The move was one of several announced by the Air Force
Wednesday. In response to direction from the Secretary of Defense
for the Department of Defense to stop civilian growth above fiscal
year 2010 levels, and the need to add 5900 positions against the
Air Force's top priorities, the Air Force said it would be
eliminating approximately 9000 civilian positions. The service said
in a news release that the adjustments reflect several initiatives
designed to align limited resources based on Air Forces priorities.
This process is an ongoing effort to increase efficiencies, reduce
overhead and eliminate redundancy.
"We can't be successful without our talented and experienced
civilian workforce," said Secretary of the Air Force Michael B.
Donley (pictured). "We are making difficult choices about how to
deliberately restructure and posture the force and will continue to
look for new ways of accomplishing the mission. We can't afford
business as usual."
Upon receiving the Secretary of Defense's 2010 memo directing that
civilian manpower costs stay within fiscal year 2010 levels, the
Air Force began a comprehensive strategic review of the entire Air
Force civilian workforce to determine whether or not civilian
authorizations were in the right places to meet mission
The strategic review revealed several imbalances. Some high
priority areas needed to grow, while some management and overhead
functions needed streamlining. These imbalances led to a variety of
initiatives focused on realigning scarce manpower resources with
the most critical missions. In particular, the Air Force will grow
by approximately 5900 positions in acquisition, the nuclear
enterprise, and intelligence, surveillance and reconnaissance and
other key areas while reducing approximately 9000 positions in
management, staff, and support areas.
Materiel Command Map
One of the key restructures announced as a result of management
overhead streamlining is to Air Force Materiel Command. "The
restructure of Air Force Materiel Command - our largest employer of
civilians - will focus on standardizing processes, streamlining
decision-making and aligning missions to allow the command to
operate more effectively and efficiently," Schwartz said.

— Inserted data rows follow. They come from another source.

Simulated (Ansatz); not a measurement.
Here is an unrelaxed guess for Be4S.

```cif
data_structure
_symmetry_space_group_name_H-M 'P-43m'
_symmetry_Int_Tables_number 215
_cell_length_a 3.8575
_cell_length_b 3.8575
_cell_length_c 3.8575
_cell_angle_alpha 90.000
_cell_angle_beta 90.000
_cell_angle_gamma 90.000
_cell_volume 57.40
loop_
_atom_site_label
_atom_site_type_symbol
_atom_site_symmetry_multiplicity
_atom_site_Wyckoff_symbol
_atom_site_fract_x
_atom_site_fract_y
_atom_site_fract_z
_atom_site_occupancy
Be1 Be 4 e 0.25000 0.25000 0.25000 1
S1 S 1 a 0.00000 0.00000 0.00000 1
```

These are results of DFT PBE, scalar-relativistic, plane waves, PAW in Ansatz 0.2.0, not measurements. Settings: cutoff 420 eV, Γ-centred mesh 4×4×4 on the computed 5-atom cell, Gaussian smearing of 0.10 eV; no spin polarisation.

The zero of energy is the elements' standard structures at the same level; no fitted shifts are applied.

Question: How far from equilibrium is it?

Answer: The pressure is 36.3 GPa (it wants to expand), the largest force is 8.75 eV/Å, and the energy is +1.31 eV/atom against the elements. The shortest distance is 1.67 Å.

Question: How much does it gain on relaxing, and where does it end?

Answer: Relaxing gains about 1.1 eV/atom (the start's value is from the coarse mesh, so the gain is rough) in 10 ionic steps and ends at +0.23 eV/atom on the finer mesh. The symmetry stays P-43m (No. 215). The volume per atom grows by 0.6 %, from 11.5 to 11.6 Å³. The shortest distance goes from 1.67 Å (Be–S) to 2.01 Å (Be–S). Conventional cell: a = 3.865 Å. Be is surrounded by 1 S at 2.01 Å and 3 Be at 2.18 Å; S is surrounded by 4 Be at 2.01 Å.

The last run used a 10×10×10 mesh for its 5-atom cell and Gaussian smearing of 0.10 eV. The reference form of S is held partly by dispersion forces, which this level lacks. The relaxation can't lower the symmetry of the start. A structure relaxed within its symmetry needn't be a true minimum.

According to Schwartz, the AFMC restructure will allow AFMC to
eliminate approximately 1,000 overhead positions. The command will
preserve workforce and mission capabilities by consolidating
management functions around AFMC's core missions. After this
restructure, AFMC will move away from its traditional,
management-staff model consisting of a center and headquarters
staff on each AFMC base and create a "lead" center for each of its
five mission areas.
The Life Cycle Management Center will be headquartered at Wright
Patterson AFB, OH, the Sustainment Center will be located at Tinker
AFB, OK, and the Air Force Test Center will be based at Edwards
AFB, CA. The Air Force Research Laboratory will remain at Wright
Patterson AFB, OH and the Air Force Nuclear Weapons Center will
remain at Kirtland AFB, NM.
The AFMC restructure will be implemented by Oct. 1, 2012.
AFMC will not be the only major command affected. Air
Force-wide, local leaders will be sharing the results of the
civilian manpower adjustments with their workforces over the next
several days. "Civilian manpower adjustments will occur at all
levels of the Air Force," said Brig. Gen. Gina Grosso, Manpower,
Organization, and Resources director. "We are focused on shaping
the force within our fiscal constraints and are committed to
maintaining our long history of excellence as we build the Air
Force of the future. At this time, we are not sure whether a
reduction in force will be necessary," she said.